Skip to main content

Model Parameters

Updated Jun 13, 2026 ·

Overview

Most default settings are already good when we start testing LM Studio, but we can adjust them to have a more predictable output.

SettingPurposeEffect
TemperatureControls randomness in output generationLower values produce more predictable responses, while higher values produce more varied and creative responses
Sampling (Top K, Top P, Min P)Controls which token candidates are consideredLimits or filters possible next tokens before one is selected
Repeat PenaltyReduces repeated words or phrasesDiscourages the model from generating the same tokens repeatedly
CPU ThreadsControls CPU usage during inferenceDetermines how many CPU threads are used when generating responses
w
These settings affect how the model chooses the next word or token in its response.

Recap: Token Generation

A model generates text one token at a time. A token can be a word, part of a word, or a symbol.

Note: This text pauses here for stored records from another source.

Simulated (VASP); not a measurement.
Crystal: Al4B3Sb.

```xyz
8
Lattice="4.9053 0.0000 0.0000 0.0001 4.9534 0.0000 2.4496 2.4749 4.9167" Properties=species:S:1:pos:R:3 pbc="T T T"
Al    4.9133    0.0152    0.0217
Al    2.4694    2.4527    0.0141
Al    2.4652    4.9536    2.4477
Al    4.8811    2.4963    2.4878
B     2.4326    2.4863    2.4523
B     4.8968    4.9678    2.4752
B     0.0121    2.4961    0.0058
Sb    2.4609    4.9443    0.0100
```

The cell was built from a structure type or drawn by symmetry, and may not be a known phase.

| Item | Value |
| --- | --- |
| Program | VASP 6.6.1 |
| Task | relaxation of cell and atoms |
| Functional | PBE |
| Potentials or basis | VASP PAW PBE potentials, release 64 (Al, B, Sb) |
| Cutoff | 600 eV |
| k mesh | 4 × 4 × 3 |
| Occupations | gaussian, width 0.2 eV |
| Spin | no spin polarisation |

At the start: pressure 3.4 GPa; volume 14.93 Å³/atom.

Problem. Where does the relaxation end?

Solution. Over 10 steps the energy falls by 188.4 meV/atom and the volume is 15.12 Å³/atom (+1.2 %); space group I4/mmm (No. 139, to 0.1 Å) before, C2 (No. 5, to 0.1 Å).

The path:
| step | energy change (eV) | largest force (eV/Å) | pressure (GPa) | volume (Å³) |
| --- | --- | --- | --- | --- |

For example, if the prompt is:

The sky is

The model may consider outputs like:

blue
clear
visible
bright

Each possible token has a probability. The model then chooses from those possible tokens based on the generation settings.

Temperature

Temperature controls how random or predictable the output is.

TemperatureBehaviorResult
0No randomnessSame output every time
0.1Very predictableMostly safe and consistent
1More randomMore varied and creative
Higher valuesVery randomLess predictable output

Low temperature makes the model choose the most likely tokens more often. High temperature makes the model consider more varied tokens.

Top K

Top K limits how many token choices are considered.

Top K valueMeaning
1Only the most likely token is used
5Only the top 5 tokens are considered
40The top 40 tokens are considered

If Top K is set to 1, the model becomes very predictable because it always chooses the most likely token.

Top P

Top P considers tokens based on combined probability.

Top P valueMeaning
0.5Only enough tokens to reach 50% probability are considered
0.9More tokens are considered
0.95Even more token options are included

Top P is also called nucleus sampling. It helps balance quality and variety.

Min P

Min P removes tokens that are too unlikely.

  • Low probability tokens are ignored
  • Helps reduce strange outputs
  • Works together with Top K and Top P

For example, if a token has only a very small chance of being useful, Min P can remove it from the list of possible choices.

Repeat Penalty

Repeat penalty discourages the model from repeating the same words or phrases too much.

  • Helps avoid repeated text
  • Useful for longer responses
  • Default value is usually fine

Most of the time, you do not need to change repeat penalty.

Example: Using Temperature

In the example below, the same prompt is tested with different temperature values.

Prompt:

The sky is

Expected output with temperature 0:

The sky is blue.

If you run the same prompt again with temperature 0, you should usually get the same result.

If you increase the temperature to 1, you might get a different response because higher temperature allows more variation.

Simple Settings Guide

GoalRecommendation
Predictable answersLower temperature
Creative writingHigher temperature
Consistent testingTemperature 0 or Top K 1
Balanced outputUse defaults
Less repetitionKeep repeat penalty enabled

For most use cases, the default settings are already good. Change them only when you need a specific behavior.